Video: Independent panel on political bias

updated 1/11/2005 2:28:45 PM ET 2005-01-11T19:28:45
TRANSCRIPT

Richard Thornburgh and Louis Boccardi, chairmen of the independent panel investigating CBS News, talked to MSNBC's Dan Abrams about their finding of their finding of "no bias" over the reporting of CBS' Bush National Guard story. Click here to read the full report (PDF file).

Below is a transcript of their interview:

DICK THORNBURGH, FORMER ATTORNEY GENERAL:  We didn't find any political agenda on the part of any of the people involved in this.  There were a lot of other news organizations following the story.  We did find, however, an insensitivity to appearances.  Most of the sources for this story had a strong anti-President Bush agenda of their own.  And the contact between the producer of this segment and the Kerry campaign was universally condemned within and without CBS News.
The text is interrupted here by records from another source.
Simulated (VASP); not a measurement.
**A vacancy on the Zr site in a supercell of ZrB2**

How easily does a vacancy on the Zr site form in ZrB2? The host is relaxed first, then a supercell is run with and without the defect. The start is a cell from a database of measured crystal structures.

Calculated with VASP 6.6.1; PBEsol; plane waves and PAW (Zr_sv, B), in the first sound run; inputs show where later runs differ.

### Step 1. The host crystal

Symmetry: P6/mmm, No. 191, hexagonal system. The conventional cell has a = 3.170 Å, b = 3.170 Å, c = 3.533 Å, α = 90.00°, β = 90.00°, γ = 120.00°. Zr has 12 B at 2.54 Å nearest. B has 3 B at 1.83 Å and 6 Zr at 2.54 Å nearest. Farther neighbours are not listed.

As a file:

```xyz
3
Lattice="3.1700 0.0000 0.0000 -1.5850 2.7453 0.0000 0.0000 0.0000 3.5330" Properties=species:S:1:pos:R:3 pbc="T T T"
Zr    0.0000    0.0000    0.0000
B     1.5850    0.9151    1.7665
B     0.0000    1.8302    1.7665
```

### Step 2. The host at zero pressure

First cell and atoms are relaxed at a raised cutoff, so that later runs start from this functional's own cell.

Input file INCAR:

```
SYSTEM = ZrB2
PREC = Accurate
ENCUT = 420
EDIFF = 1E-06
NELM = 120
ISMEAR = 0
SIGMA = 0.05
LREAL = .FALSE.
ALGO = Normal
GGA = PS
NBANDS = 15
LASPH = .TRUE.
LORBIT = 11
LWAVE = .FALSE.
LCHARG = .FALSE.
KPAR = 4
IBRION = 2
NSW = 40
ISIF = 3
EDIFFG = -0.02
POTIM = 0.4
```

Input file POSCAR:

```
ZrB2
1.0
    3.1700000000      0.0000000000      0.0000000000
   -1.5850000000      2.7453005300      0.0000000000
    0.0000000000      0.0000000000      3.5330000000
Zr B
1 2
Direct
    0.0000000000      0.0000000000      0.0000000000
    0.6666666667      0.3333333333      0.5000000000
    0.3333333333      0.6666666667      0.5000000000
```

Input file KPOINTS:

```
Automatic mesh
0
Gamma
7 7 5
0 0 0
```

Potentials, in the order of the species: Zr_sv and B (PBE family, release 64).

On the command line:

DAN ABRAMS, HOST, 'THE ABRAMS REPORT':  I mean, when a producer calls up an ally of the Kerry campaign to say, “Hey, I want to put you together with someone,” how is that not political?

THORNBURGH:  It was a dreadful mistake to be sure, but we didn't find that there was an intention to further the political interest of the candidate.  What it really was an attempt to exert some further leverage on the source to make some documents available.

ABRAMS:  You had said, “You could not find a basis to accuse those who investigated, produced, vetted or aired the segment of having a political bias.”  Accusations aside, is it fair to say this might not have happened if the people involved had more of a conservative bend?

LOUIS BOCCARDI, FORMER ASSOCIATED PRESS CHIEF EXECUTIVE:  I don't see any basis on which I could make that judgment, no.  I think it's clear that they did things that could lead those who think there was a bias here to be convinced of it. But you know we didn't want to make the same mistake that the program made.

ABRAMS: How involved was Dan Rather in producing, in researching, in asking the tough questions about this piece?

BOCCARDI:  Before the show aired, his involvement was minimal.  He had been in a very busy 10 or 12-day period with the Republican Convention, chasing a hurricane in Florida, so he was not deeply engaged in the preparatory part of the program.

ABRAMS:  We know that very often, correspondents rely on producers for a lot, but a piece this sensitive, this important, and this close to the election, was coming from the voice of Dan Rather. Should he have done more?

BOCCARDI: I think Dan Rather was doing what CBS assigned him to do, which was a convention, the hurricane, and so forth.  We make a recommendation that CBS News management should look at the problem of whether correspondents have enough time to contribute their insights and their abilities and their news reporting ability to a segment, and if they can't, then that's something that needs to be addressed.

ABRAMS:  If you were going to describe the single biggest journalistic problem here, what would you say that it was?

THORNBURGH:  I think there are probably three different areas I would focus attention on in terms of the process shortcomings.  One was the failure to authenticate the documents or to report accurately upon what the experts said.  Second was to thoroughly examine the background of the principal source to see what his history was, what his biases were.  And the third was the whole vetting process that was gone through by the management of the program— the failure to ask the tough questions, the follow-up questions that would bring out these shortcomings.